Russia has added seven people including two Radio Free Europe/Radio Liberty journalists to its long and growing list of “foreign agents,” a move RFE/RL’s president said was part of a “brutal assault on independent media.”
The Russian Justice Ministry said on January 31 that the seven were designated for participating in foreign media platforms and in some cases for what it claimed was the dissemination of "false information" about Russia's electoral system. It did not provide evidence.
The broader accusation tying all seven together was what the ministry said was their opposition to Russia's war against Ukraine, which is raging nearly three years after President Vladimir Putin ordered the full-scale invasion in February 2022. His government tolerates no criticism of the war and has used its increasingly restrictive “foreign agent” legislation as one of many instruments to suppress dissent.

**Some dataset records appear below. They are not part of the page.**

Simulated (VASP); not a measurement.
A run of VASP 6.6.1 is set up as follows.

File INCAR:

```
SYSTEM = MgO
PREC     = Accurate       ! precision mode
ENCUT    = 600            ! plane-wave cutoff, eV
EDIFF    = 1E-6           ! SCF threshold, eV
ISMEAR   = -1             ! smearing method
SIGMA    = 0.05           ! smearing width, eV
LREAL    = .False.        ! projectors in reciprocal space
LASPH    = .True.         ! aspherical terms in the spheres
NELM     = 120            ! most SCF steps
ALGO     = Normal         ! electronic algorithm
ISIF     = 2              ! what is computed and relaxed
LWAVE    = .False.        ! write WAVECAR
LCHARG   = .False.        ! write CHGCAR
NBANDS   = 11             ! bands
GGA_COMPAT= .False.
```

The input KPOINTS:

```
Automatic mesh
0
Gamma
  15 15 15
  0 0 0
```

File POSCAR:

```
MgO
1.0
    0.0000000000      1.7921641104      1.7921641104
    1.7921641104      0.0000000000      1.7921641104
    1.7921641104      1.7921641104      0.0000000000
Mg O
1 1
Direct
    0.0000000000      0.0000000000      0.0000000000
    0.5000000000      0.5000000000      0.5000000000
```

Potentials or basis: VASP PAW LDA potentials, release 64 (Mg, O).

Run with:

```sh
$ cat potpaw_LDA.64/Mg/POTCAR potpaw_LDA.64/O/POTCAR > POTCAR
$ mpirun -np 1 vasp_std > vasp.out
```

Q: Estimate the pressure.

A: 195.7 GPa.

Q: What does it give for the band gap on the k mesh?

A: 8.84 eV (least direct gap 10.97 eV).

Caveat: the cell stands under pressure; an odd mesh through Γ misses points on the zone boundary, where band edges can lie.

The new designees include Dmitry Sukharev, a journalist with Systema, RFE/RL’s Russian investigative unit; and Andrei Novashov, a contributor to RFE/RL’s Russian Service and North Caucasus Service. Both live outside Russia. The others are Elizaveta Fokht and Ilya Abishev of the BBC Russian Service; Meduza contributor Vladimir Rayevsky; educator, writer, and blogger Dima Zitser; and Anton Suvorkin, a video blogger covering Russian show business.
Russia introduced the "foreign agent" label in 2012 and has expanded legislation pertaining to the designation since then. Kremlin critics, rights defenders, and Western governments say the Russian state uses it as a tool to persecute independent journalists, media outlets, activists, and civil society groups.
"The designation of RFE/RL journalists as foreign agents is the latest evidence of Russia's brutal assault on independent media,” RFE/RL President and CEO Stephen Capus said in a statement on January 31. “Despite the Kremlin's attempts to criminalize freedom of speech at home and abroad, our brave journalists will not be intimidated."
Three correspondents for Current Time, the Russian-language TV and digital network run by RFE/RL -- Iryna Romaliyska, Oleksiy Prodayvoda, and Oryna Fedorovykh -- were labeled foreign agents earlier in January. Current Time, RFE/RL’s Russian Service, and several other RFE/RL Russian-language news services were designated in 2017.